With the General Election just around the corner, one thing has been in the news A LOT: elder care.
The Conservative Party announced that as part of their manifesto, workers would be given a legal right to take a year’s leave to care for elderly relatives.
(There has been what some have called a “u-turn”, with May announcing a “cap” on how much people pay for care, but that’s another story for another time!)
Obviously, as this involved workers, it was slap bang in my remit, so I got a call from BBC Berkshire asking me to go on to the radio and discuss it.
I love doing these radio interviews as they help me to think about and talk through some of my thoughts on the issues raised.
I always try to give a balanced view as I can almost always see the situation from both the employer and employee perspective.

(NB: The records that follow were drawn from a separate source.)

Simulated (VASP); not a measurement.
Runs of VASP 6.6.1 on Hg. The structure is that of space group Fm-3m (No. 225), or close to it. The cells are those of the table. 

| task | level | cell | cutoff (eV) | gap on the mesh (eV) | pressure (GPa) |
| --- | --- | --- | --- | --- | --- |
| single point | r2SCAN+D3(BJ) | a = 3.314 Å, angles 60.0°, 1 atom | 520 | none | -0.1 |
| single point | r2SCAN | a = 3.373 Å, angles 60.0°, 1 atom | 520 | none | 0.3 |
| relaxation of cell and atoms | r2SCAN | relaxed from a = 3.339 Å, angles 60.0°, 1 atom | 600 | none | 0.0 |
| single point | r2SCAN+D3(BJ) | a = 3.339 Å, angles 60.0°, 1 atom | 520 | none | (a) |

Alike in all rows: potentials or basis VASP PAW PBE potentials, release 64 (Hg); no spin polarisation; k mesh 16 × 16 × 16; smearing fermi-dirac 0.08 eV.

However, on this occasion, I was also focused on the differences between micro and small employers and the impact this kind of policy would have on them vs a larger employer.
In summary, a qualifying employee would be entitled to up to a year off to care for an elderly relative.
My initial thoughts:
- Does it have to be a parent, or would you qualify for an in-law, a grandparent or an aunt without closer relatives?
- Are you only allowed one period of absence or can you have a year off for each of your elderly relatives? And if so, what would the time gap need to be between the absences need to be?
- Does the company have to hold your position open for you, or could it be one of equal standing?
- What proof is needed prior to being able to take leave?
- What happens if the elderly person passes away before the end of the year, can the employee return early? What impact does this have on the fixed term temp hired to cover the leave of absence?
- What happens if the elderly person still requires care at the end of the year and perhaps their condition has deteriorated?
Unlike childcare leave, eldercare appears to be much more complex for employers. A parent can plan for the future care of their child from a specific point in time. The future is much less certain for an adult carer.
Yet the need for time off remains very real and for many employees, there are elder and child care issues (either as a parent or a grandparent) to be managed effectively so that while employees are at work they are performing at the highest and most focused levels, whilst still being able to support the various members of their family.
I do not believe giving people a year off work is the solution.
For the smallest of businesses, having even one employee off could be 10, 25 or 50 percent of the workforce.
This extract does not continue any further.